It’s about more than a possible supermax for Brandon Ingram. Boardroom dives into what the Pelicans might have to look forward to.
Pelicans forward Brandon Ingram is ready for his breakout season as a superstar in the NBA. Just ask Kevin Durant, who’ll face Ingram Wednesday night when the Nets meet the Pelicans for both teams’ season openers at Barclays Center.
Coming off a season in which he averaged 22.7 points, 5.8 rebounds and 5.6 assists per game, Ingram has a legitimate shot at helping make the Pelicans a powerhouse as phenom Zion Williamson returns after missing last season with a fractured foot.
Ingram has provided a glimmer of hope amid a NOLA rebuild, which has helped guide them to where they are today. As the 25-year-old lanky scorer enters his seventh season in the NBA, he can cash in big-time if he takes care of business and asserts himself as one of the league’s best.

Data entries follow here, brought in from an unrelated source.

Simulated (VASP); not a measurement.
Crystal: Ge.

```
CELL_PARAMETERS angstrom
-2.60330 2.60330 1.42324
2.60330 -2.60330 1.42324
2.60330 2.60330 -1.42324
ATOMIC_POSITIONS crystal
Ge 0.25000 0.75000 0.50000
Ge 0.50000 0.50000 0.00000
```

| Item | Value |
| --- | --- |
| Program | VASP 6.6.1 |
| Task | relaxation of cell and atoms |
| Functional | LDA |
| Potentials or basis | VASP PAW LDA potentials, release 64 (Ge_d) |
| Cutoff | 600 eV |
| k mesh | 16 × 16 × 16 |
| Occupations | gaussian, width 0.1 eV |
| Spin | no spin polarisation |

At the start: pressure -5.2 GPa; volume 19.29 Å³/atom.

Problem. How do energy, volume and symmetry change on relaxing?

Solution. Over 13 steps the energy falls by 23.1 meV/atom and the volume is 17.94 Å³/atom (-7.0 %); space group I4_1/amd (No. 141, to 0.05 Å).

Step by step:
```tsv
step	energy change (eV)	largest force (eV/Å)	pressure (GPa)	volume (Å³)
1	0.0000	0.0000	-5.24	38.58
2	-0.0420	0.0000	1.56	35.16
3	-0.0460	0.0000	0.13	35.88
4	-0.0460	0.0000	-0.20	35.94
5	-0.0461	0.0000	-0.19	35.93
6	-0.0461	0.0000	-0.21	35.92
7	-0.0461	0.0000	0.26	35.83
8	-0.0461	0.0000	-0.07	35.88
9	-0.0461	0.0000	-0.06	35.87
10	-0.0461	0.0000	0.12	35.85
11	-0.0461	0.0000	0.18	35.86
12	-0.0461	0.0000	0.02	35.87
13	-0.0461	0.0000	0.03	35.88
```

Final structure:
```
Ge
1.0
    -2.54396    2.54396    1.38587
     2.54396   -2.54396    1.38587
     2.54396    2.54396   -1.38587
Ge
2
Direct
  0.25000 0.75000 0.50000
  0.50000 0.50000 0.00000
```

This past summer, Williamson signed a five-year, $186 million rookie max extension. In addition, the Pelicans extended guard CJ McCollum for two more years worth $64 million.
Ingram, on the other hand, is still in the midst of a five-year, $158.3 million deal that runs through the 2024-25 season. However, he’ll become eligible for a supermax deal if he makes any of the three All-NBA teams either this season or next.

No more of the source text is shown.